Wednesday, November 22, 2017

Forgiving Mentors, Relentless Longing

It is the second day of classes resuming, and much of the miserable doubt and worry of the empty time during the faculty strike is lifting surely as our professors reassure us, cut out small pieces of the courses, and focus the first week largely on review. Every gesture shows understanding and mediation for the difficulties of resuming after such a long interruption. My intermediate accounting professor, having read an email I sent him telling him that my morale and confidence had been very low trying to navigate his online course with the textbook alone, thanked me for my refreshingly candid words and invited me to sit in on classes in person. It is all a soothing balm to my troubles.

Sadly, the professors themselves may have had little relief from theirs. The strike's disputes were not resolved, and there is some worry that this might all repeat in another four years, after the new contracts expire again, and they must meet to agree on terms of renewal again.

My spirits are higher, and I look forward to moving into a very nice house directly across from the campus, the nicest I have lived in... Looking back, and looking back further, it may be fair to say that it is the nicest looking and most modernly appointed house I have ever lived in in Canada. My parents' houses were a welcome home to me, but simple. My new room will have an ensuite bathroom, and the kitchen has a central island and two big fridges to accomodate I think five female tenants.

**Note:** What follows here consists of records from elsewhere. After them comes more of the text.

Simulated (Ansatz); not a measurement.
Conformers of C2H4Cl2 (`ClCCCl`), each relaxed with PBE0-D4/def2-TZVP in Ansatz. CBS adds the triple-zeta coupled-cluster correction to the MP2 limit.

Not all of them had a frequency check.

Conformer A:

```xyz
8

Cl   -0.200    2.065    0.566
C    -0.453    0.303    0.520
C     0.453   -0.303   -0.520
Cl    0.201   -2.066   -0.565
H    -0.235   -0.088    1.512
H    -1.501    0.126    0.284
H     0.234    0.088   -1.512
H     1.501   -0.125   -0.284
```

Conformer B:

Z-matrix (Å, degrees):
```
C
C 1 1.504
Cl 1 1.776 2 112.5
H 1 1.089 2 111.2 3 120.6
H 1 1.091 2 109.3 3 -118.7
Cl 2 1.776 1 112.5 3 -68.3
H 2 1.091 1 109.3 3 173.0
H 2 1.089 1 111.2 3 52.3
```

Through all that, though, my thoughts remain restlessly and inexorably drawn back to Eoin and distant Éire. It feels to me as though the memory of him stands always behind my shoulder. When my mind wanders, it wanders to dreams of return, and meeting with him again, with much tear and hope and fear, desperate to know what his answer will be...

It has been three weeks since our last goodbye, and since the law of silence has been set between us. These last few days have tested my will to adhere to that law. I felt that I was doing fair well, for a little while, at looking to my own life alone, although it was a miserably empty stretch of life indeed with neither love nor work nor school to sustain me. I took up to make a game to run for friends, which I have nicknamed the SCDP game, a Super Casual Drop-in Pick-up game of Pathfinder such that I can run it and invite people to play it without a set group or a set schedule. I finally finished writing all the stats for available player characters to the website I'll be using just a day or two before the return to classes, and I have not played it yet. I am not certain I will even get the chance, but the project was something with which I might hope to enjoy the social attentions of friends.

At some point, perhaps a week ago... I lost track of the empty days for a while, so I am not sure... I was re-watching a bunch of video reviews, and one of them ambushed me with the high, haunting and familiar voice of Loreena McKennitt and the sweet melancholy violins of Irish tradition behind her. I knew the song, The Old Ways, I had heard it and loved it and felt magnificently drawn by it from my early youth. It hit me like a hammer blow, and broke open yet again any thought that I could deny my desperate want to go back there, back over the bounding waves to the distant shore of a land I have always loved, in music and legend, and the man I loved who lives there.

Eoin could not promise me any answer. It has been three weeks since I last heard his voice, and now at last doubt begins to creep back, and I begin to worry and wonder. We knew each other scant three months, and it is already past that long ago. Even if I do make my way back to that great isle, and see his face again... If it is a year, if it is several, how could I expect him to look on me as other than a sad and obsessed woman whose storms and ferocity he may have been glad to be rid of?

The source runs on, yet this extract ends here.